Last Monday at work, I was informed that I would be doing 8 hours of finance training on Wednesday and 8 hours of Marketing training on Thursday to local families/business groups. 36 hours is not enough time to create a training program and have it translated. Needless to say, we did the training and it went ok. The finance training was difficult, but the marketing went well and the group was very active in the discussion. I had each person complete a worksheet about their company and then create a basic marketing plan. It was well received and I have been asked to teach it again in the spring. The end of the week was busy with the launch of a new newspaper in Khentii. My NGO is assisting/underwriting a newspaper and I was asked to help in layout and to write a weekly article about business. The paper has been suspended due to financing issues at the moment, but a solution appears to be forthcoming.
Ashley continues to teach copious amounts of English to co-workers and co-workers children/relatives. She has been doing 3 hours a day pretty steadily. This week she is also doing fitness testing of local offices and planning a nutrition class. We may start teaching a cooking class, if there is enough interest in it. I teach usually 90 minutes of English each day, assuming the students show up.

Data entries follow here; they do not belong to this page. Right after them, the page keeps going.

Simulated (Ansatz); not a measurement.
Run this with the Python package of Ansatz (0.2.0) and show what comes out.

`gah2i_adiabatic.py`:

Last week, we went to UB for a Peace Corps Thanksgiving celebration. The PC staff obtained turkeys and each volunteer brought a dish, so it was a giant potluck. The food was amazing and the company even better. In a surprise to many PCVs, I scored 2 touchdowns and had an interception during the PCV football game. We played ~8vs8 touch in a parking lot in front of the ambassador’s house. It was frigid, but fun. Prior to that, we spent the majority of our time shopping and meeting/eating/drinking with friends. I had pizza at least 3 times and a full English breakfast every morning. Also, the beer selection is much better in UB. There are 2 excellent Mongolian beers (Gem dark, and XarXorum) that are readily available there. The shopping was mostly done at Narantuul, which is a huge outdoor market. The only problem is that we were shopping for winter clothes (boots/coats) in sub-zero temps…not a good combination. My feet were numb from trying on boots in the freezing cold and Ashley was shivering trying on coats. One of the "fun" parts about Narantuul is the expectation to barter. Bartering is a long process that involves multiple competing sellers and may result in a few dollar reduction. Due to the cold and our need to hurry, we did not barter (the prices were good enough and we spoke Mongolian to sales people), but I anticipate bartering next time we go. We did get what we went for. However, I still want to get a camel hair sweater and Mongolian traditional boots. (I bought Russian wool-lined, black leather with buckles boots.) We stayed at UB Guesthouse, which was very nice, though we were in a dorm room with many others. Below is a picture of the traditional mongolian boots that I want to purchase (probably different colors though). I think they would be great for shoveling snow and walking to Starbucks for coffee on a snowy morning.
Unfortunately, each time we walked outside, we initially had to cough. The smog is very thick in UB, especially in the early morning during this time of year. There is a gray haze over the city and often the neighboring mountains can not be seen, which is unfortunate because they are snow-capped now. Actually, we have noticed a considerable amount of smog in our town after breakfast and after dinner, particularly if there is no wind that day. Coal is the primary fuel source for this part of Mongolia, so black/gray smoke is very common. If anyone has seen
This week I have been working with a coworker on translating a long, complex English business document into Mongolian. His English is fantastic and it is still a challenge, primarily due to the run-on sentences and use of business jargon. The lesson from this exercise is that if you are writing a business document that will be translated later; please keep the sentences (and grammar) simple.